Ben is an eminent aeronautical engineer with a stellar reputation, but with just a handful of space clients, he would never have enough reach to create a global network of standardized launch platforms. That’s something he couldn’t bootstrap, Ben admits, which stands to reason when you think of the expertise, hardware, and logistics it takes to launch a rocket into space.

“We couldn’t just call up NASA and win a contract,” Ben said. “But the team at Voyager said, ‘You all have the technical ability. You’re already delivering at that level, but we’re going to teach you to speak their language.’ We couldn’t bootstrap these launch sites all over the world, so we had to do something. The best move for us to grow intelligently and make the most of strategic partnerships was to partner with Voyager and keep going.”

Voyager caught Ben and his team at a crossroads. How could The Launch Company put their engineering, design, and hardware experience into multi-use launch platforms? How could they convince more space companies to back their mission to enable easy access to space? Voyager understood Ben’s vision, but importantly, respected his desire to do it his way. 

“Teaming with Voyager made sense,” Ben said. “If it was a traditional VC, they’d make us cancel our contracts and work on the multi-user launch site full speed until we made it or went out of business. Voyager understands that this market is evolving and they’re helping us build resilience for the long term. Plus, I have two kids and I don’t want to go back to the SpaceX thing where I’m chained to a desk all day and answering emails at 3 AM. I want to work hard, move the needle, and then go home to my family.”

Ben has earned that right. As he reflects on what he had to do to get to this point in his life, he remains philosophical. Ben suggests founders invest time in their physical and mental health rather than losing themselves in a fog of uncertainty. Doing so, Ben argues, allows you to stay focused on what you want to achieve and realize that you’re doing better every day. 
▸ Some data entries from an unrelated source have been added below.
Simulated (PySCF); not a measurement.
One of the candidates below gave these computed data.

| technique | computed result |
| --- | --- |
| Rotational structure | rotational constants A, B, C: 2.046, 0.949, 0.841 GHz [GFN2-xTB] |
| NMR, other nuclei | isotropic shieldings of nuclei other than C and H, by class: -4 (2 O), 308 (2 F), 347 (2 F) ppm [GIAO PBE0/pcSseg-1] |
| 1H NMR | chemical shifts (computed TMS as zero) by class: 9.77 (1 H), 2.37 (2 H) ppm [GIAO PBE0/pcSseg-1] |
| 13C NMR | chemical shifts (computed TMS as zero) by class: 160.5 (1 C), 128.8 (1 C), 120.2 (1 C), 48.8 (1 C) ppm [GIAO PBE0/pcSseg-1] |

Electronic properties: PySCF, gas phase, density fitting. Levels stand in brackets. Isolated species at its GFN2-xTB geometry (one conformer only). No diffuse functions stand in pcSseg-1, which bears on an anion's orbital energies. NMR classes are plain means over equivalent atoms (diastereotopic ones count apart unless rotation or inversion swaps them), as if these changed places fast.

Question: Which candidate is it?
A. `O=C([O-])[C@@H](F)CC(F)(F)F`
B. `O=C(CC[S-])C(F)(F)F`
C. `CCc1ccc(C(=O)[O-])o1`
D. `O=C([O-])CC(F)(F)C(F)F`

“When you take care of yourself, like meditating, journaling, walking outside, doing breathing exercises, and the like, you learn not to spread yourself too thin,” Ben said. “You’ve got to be honest, too. Get rid of things that aren’t working to make room for those that will. When you do that, you realize your problems aren’t as big anymore.”

Ben’s Alaskan heritage has helped him accomplish things few of us would even have attempted. In many ways, Alaska is the ideal “launchpad” for a space company like his. Not only are there engineers aplenty, but if they’re anything like Ben, they will have the resilience and perseverance needed to create waves in space as well as at home.